A few weeks ago, I sat myself down at a table full of strangers and donned a crepe-paper mask for a fifteen course dinner I would never get to see. I’d pick up a small dish, pop it into my mouth, and try to decipher just what exactly I’d eaten, before the server would whisk away my now empty cup. This was “Blind Tasting Bingo.” And I’m proud to say I was one of the evening’s winners, though I’ll admit I missed a few curveballs (deep fried dried chiles!).
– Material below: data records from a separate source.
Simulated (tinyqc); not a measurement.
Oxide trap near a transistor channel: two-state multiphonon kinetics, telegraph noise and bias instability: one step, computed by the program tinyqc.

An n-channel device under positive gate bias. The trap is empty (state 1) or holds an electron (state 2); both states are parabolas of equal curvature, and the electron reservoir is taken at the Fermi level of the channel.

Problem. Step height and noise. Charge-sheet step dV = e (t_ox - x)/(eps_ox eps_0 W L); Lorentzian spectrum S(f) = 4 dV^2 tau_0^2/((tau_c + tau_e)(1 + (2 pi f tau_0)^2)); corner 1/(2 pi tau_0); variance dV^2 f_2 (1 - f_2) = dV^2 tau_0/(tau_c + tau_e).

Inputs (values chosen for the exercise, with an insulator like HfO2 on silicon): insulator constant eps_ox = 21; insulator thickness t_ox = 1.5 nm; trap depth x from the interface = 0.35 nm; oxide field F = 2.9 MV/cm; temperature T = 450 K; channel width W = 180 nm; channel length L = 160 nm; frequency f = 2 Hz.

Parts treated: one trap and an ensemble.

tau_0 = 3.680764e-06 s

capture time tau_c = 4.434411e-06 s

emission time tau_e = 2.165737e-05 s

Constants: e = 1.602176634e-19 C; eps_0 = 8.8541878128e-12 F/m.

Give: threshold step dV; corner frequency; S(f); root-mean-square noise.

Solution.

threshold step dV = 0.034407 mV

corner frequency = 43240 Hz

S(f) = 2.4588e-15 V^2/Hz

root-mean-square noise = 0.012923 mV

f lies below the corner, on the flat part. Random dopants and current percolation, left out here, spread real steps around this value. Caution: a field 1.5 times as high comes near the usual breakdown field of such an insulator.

First organized for last year’s Time-Based Art Festival by Lola Milholland of Edible Portland magazine and Jeanne Kubal of Ecotrust, the bingos invited some of Portland’s more interesting chefs to challenge eaters with unexpected flavors and sensations. The point—as wonderful as the food was from each of the chefs—wasn’t to savor a decadent meal, but rather to think differently about how we eat and consider how our experience shifts when we change the rules of engagement. And it got me thinking about some of the artists who’ve brought food on stage and into the gallery, and how this simple act can change the rules dictating our usual experience of art.
Tunisian-born choreographer Radhouane el Meddeb brings tradition and cooking into his quite literally named performance, Je danse et je vous en donne à bouffer. His dance lasts as long as it takes for him to prepare a meal of couscous and lamb, which introduces new senses to our experience of a dance (smell and taste). By making food for the audience, he literally acts as host, giving a deep sense of his personal history and welcoming them into the space of the performance. His actions complicate the standard “contract” between artist and audience—el Meddeb steps over these protocols to push theater-goers beyond passive, visual reception. And he does so in a generous way.
One of the more famous food/art interventions was enacted by the Thai-Argentinian artist Rirkrit Tiravanija in New York’s 303 Gallery in 1991. Untitled (free) saw the artist transform the gallery office into a crude kitchen, where he served up rice and curry, for free, to daily visitors. In the moment, his piece challenged how people interacted with a commercial gallery; much like el Meddeb’s couscous on stage, it made the entire experience more casual and welcoming. It’s become such an iconic project that Tiravanija has re-created the exact piece (right down to roughly-hewn framed-out walls in the dimensions of the original gallery) at MoMA, somewhat erasing the informality and transgression of the original piece, turning it into a ticketed spectacle.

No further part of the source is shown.